Realizing a Highly Transparent and Flexible Organization
While swiftly responding to changes in the business environment, strive to realize effective governance on a global, consolidated basis and maintain/strengthen a sound organization that is transparent and flexible.
Related SDGs Themes
Action Plan Regarding this Material Issue
In this era of rapid transformation, it is essential to have the mobility to promptly adapt to the changes in the world while having a broad perspective in order to realize sustainable growth. In addition, we recognize strengthening corporate governance on an ongoing basis as a fundamental management policy since it is the foundation for ensuring sound, transparent and efficient management, all of which are integral for sustainable growth. From this perspective, our chief initiatives are as follows.
Incorporating Global Intelligence into Management
As MC engages in a global network of business operations across all regions and industries, MC has accumulated intangible assets in the form of intelligence and industry expertise. Through the efficient and effective division of functions among our Head Office, global offices and subsidiaries, as well as group companies, we are constantly collaborating to enhance our ability to respond to change and generate the next source of significant growth.
Establishment of the Global Intelligence (GI) Committe
Through our global network developed over many years, MC possesses multifaceted intelligence and know-how in macroeconomics, industry and geopolitics. In order to connect this diverse intelligence and further strengthen our ability to respond to changes in the external environment, MC has newly established the Global Intelligence (GI) Committee in 2022. By incorporating the analysis of the GI Committee into companywide strategies, we will strengthen the driving force of our Business Groups and collaboration across all industries.
Flexible Organizational Restructuring
MC has always been flexible in adapting its businesses and systems to match the changing times. The need for such flexibility is greater than ever in these turbulent times, requiring companies to be even more agile. We will continue to flexibly reshape our organizational structure and human resources in order to respond rapidly to changes in the business environment and management strategies, and to create shared value.
Transparent and Effective Operation of the Board of Directors
Based on its fiduciary responsibility and accountability to shareholders, the Board of Directors shall fulfill the roles and responsibilities listed below to promote Mitsubishi Corporation (MC)’s sound and sustainable growth and continuous increase of corporate value, and to help enrich society, both materially and spiritually while also realizing transparent, fair, timely and decisive decision-making and highly effective oversight of the management.

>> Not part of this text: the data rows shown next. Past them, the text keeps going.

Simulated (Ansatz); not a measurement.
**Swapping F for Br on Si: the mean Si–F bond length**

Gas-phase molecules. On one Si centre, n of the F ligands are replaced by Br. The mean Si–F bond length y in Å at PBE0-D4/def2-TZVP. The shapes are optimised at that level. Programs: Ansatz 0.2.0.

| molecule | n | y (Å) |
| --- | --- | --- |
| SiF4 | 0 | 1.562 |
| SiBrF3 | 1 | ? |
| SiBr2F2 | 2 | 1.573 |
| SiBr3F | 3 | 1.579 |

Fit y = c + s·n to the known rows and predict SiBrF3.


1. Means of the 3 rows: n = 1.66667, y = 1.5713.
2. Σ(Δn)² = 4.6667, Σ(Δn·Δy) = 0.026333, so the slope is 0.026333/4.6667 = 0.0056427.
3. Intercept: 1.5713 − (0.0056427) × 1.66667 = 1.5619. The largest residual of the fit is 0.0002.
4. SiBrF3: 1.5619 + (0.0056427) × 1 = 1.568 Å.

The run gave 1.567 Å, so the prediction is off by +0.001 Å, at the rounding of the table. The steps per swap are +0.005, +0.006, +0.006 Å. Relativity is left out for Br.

- To provide a broad management direction in line with MC’s business reality, taking into consideration the external environment surrounding MC’s businesses, trends, and global perspectives, etc.
- To oversee the development and operation of the business management and risk management systems the executives have established to support appropriate risk-taking.
- To provide highly effective oversight of the executives by evaluating them from an independent and objective standpoint in light of the basic management policies formulated by the executives and approved by the Board of Directors, and by encouraging them to take necessary corrective actions.
Initiatives to Enhance the Effectiveness of the Board of Directors
With the Three Corporate Principles for a corporate philosophy, MC strives to continuously increase corporate value through corporate activities rooted in the principles of fairness and integrity. MC believes that by helping to enrich society, both materially and spiritually, it will also meet the expectations of all its stakeholders. In order to achieve these goals, MC recognizes strengthening corporate governance on an ongoing basis as a fundamental management policy since it is the foundation for ensuring sound, transparent, and efficient management.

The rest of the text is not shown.